On International Human Rights Day, Penal Reform International in Central Asia – in cooperation with the Committee on Legislation, Judicial and Legal Reform of the Majilis of the Parliament of Kazakhstan, Embassy of the Republic of South Africa in the Republic of Kazakhstan, Regional Office of the UN High Commissioner for Human Rights, and Public Monitoring Commissions of Kazakhstan – is holding a roundtable devoted to the implementation of innovations in treatment of prisoners and further reform of the prison system.
Following four years of negotiation by states, a revised version of the UN Standard Minimum Rules for the Treatment of Prisoners has been tabled for final adoption by the UN General Assembly. The next key step is for national laws and policies to be reviewed and updated in line with these standards as well.
The new Rules are to be known as the ‘Nelson Mandela Rules’ in honour of Nelson Mandela, first black president of South Africa, Nobel Prize winner, and human rights activist who spent 27 years in prison, and the first eighteen years in solitary confinement. The Rules reflect his legacy as a great defender of human rights, equality and democracy.
‘The revised Standard Minimum Rules take into account the latest scientific developments and good practices in the field of corrections. The Rules emphasise the principle of humane treatment of persons deprived of their liberty, contain an absolute prohibition of torture and other cruel, inhuman and degrading treatment, and a prohibition of indefinite and prolonged confinement of prisoners in isolation’, said Ms. Alison Hannah, Executive Director of Penal Reform International (United Kingdom).

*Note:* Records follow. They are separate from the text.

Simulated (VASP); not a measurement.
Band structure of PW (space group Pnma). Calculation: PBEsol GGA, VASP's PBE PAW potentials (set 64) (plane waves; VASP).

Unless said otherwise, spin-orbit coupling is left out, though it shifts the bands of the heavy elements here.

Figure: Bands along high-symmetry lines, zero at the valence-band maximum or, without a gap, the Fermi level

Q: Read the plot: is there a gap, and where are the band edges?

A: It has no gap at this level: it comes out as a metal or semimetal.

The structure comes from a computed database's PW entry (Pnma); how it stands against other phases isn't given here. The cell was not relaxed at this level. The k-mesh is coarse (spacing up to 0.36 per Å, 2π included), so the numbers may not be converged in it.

‘The Standard Minimum Rules were first adopted in 1955. The revised version, the development of which Penal Reform International has supported over the last four years, contain some significant changes. This document amends nine areas of these minimum standards, in particular, conditions of detention, healthcare, investigation of deaths in custody, disciplinary measures and solitary confinement, increasing professionalism of prison staff and independent inspections’, said Azamat Shambilov, Regional Director of Penal Reform International in Central Asia.
In anticipation of the adoption of the ‘Nelson Mandela Rules’ this December, participants of the roundtable will discuss amendments made and how they can implemented in the national legislation and practice of the penitentiary system in Kazakhstan.